CS772 Project Proposal
Efficient Training on Large-Scale Datasets
Rishit Bhutra Sameer Ahmad Shubham Jangid Bhavesh Shukla
210857 210912 211022 210266
15th February 2025
Introduction
The use of web-scraped data in machine learning has significantly advanced the field, enabling
models to be trained on large, diverse datasets. However, these vast amounts of data also come with
challenges, particularly the extended time required for training. Much of this time is wasted learning
redundant or non-learnable data points. This project aims to address these inefficiencies by
developing methods to selectively choose data points that contribute most to training, thereby
reducing overall training time while maintaining, or even improving, model accuracy.
Related Work
Our work is motivated by the paper Prioritized Training on Learnable, Worthwhile, and
Untrained Data Points. The authors propose techniques to rank and prioritize data points
during training, showing that intelligently selected samples can significantly reduce training time
without sacrificing performance.
Two prevalent methods for sample prioritization include:
• Filtering out noisy data points, which are often not worth learning.
• Focusing on high-loss examples, which are deemed more informative.
However, both methods come with limitations, particularly in handling varying data distributions.

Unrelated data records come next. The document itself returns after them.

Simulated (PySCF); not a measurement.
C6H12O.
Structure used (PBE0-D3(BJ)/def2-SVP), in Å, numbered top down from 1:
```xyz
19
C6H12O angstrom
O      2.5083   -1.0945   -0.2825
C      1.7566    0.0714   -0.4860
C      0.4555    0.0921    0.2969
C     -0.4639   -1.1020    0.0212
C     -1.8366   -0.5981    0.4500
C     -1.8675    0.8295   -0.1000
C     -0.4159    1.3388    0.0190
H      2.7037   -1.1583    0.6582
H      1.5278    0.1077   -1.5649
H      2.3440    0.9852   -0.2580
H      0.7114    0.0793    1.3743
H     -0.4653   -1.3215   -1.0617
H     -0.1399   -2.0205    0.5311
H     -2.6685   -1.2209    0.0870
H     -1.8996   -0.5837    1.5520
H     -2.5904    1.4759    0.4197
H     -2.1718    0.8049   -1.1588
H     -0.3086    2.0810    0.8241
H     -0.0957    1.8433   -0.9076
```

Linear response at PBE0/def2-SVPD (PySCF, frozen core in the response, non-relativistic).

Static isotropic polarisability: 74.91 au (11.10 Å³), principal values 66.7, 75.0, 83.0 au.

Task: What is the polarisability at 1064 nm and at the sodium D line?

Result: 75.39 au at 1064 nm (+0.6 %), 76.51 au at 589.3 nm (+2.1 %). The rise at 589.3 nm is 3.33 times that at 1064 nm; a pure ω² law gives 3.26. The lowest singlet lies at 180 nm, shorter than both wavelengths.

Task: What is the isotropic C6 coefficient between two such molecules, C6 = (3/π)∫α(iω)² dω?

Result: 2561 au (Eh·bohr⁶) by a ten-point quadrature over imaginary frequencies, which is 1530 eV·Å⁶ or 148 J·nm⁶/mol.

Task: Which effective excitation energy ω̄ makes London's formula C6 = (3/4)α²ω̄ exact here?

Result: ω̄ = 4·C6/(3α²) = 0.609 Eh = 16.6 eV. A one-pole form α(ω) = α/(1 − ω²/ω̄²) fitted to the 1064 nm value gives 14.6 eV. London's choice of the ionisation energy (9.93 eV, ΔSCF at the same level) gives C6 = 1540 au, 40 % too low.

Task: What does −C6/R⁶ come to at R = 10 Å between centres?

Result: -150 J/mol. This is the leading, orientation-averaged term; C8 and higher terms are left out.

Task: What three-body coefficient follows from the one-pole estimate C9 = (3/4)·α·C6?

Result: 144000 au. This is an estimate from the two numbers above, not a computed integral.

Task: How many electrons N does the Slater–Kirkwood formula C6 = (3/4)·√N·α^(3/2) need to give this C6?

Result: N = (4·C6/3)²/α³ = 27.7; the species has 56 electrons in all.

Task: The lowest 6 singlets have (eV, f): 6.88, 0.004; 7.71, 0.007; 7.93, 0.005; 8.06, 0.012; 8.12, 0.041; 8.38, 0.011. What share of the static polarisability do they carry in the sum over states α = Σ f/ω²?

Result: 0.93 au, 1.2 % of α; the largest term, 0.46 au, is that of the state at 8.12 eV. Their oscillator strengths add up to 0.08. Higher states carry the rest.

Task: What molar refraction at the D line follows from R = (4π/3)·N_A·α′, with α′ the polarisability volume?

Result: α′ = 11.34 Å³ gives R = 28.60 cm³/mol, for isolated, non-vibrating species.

To address these limitations, the paper introduces a novel metric, Reducible Holdout Loss
(RHO), which identifies and ranks the most valuable training points. In experiments on the large-
scale Clothing-1M dataset, RHO-LOSS led to an 18x reduction in training steps while achieving a
2% improvement in accuracy.
Proposed Contribution
Our project extends the ideas from the original paper and explores their application beyond com-
puter vision tasks, aiming to make contributions in two key areas:
1. Adapting to New Domains
The original paper focuses on computer vision, where it is relatively easier to remove noisy
data points. We propose extending the approach to more complex domains, specifically Natural
Language Processing (NLP) and Signal Processing. This adaptation will involve testing on
standard datasets from these fields to evaluate the method’s performance in different contexts. Given
1
the computational cost, efficient batching and load balancing strategies will be integral to
the adaptation.
2. Exploring Alternative Metrics and Loss Functions
In addition to RHO Loss, we will explore the use of probabilistic autoencoders to develop more
sophisticated metrics for filtering out non-learnable data points. This approach may offer more
fine-grained control over the ranking of data points, particularly in signal processing tasks. We
also plan to experiment with modifications to the RHO Loss function, assessing its effectiveness
on datasets with highly diverse distributions through synthetic experiments.